When award-winning director, André Robert Lee, was 14-years-old, he received a full scholarship to attend one of the most elite prep schools in the country in Philadelphia. His mother, who struggled to support Lee and his sister on a factory worker’s salary, thought the scholarship was her son’s ticket out of the ghettos of Philadelphia into a world that would lead to career and financial success.
While Lee thrived academically and went onto critical acclaim in the film world, his journey, which he chronicles in the award-winning documentary The Prep School Negro, shows how growing up as ‘the only’ – in a world of racial isolation – often comes at a price.
Experts are now seeing how children who grow up in these situations are forced to develop ‘coping strategies’ in order to ‘fit in,’ that can impact everything from their relationships to their financial behavior as adults.

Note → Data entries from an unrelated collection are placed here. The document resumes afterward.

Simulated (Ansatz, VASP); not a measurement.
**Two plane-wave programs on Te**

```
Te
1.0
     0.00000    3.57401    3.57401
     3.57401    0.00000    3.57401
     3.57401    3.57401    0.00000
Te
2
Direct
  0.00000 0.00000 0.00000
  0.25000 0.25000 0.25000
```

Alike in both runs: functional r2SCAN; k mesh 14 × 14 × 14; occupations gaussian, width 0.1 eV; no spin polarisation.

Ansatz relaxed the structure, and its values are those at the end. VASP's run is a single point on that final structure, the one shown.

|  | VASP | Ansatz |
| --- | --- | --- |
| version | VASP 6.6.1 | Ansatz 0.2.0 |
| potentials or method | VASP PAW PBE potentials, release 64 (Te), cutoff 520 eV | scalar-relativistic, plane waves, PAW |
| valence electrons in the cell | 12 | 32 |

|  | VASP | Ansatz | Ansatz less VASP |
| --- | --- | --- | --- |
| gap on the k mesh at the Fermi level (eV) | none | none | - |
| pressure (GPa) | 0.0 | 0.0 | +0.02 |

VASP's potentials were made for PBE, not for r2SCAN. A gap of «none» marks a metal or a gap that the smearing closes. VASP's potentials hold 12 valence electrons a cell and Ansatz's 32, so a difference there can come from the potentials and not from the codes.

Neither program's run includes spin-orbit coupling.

“One would think that it leads to success,” says Wendy Van Amson, co-founder of the Independent Schools Diversity Network. “But you also have to think about what’s really happening to your child…You have to find out what they’re thinking and pay attention to whether they’re being demoralized,” she adds.
Paying the Price
“If I saw someone who was successful, or a family or a person who had money, I never, imagined I could really have it,” said Lee. “I didn’t honestly believe that I could reach the same level that they did, you know, in terms of my classmates and people in my school because I would go home and we were struggling,” he adds.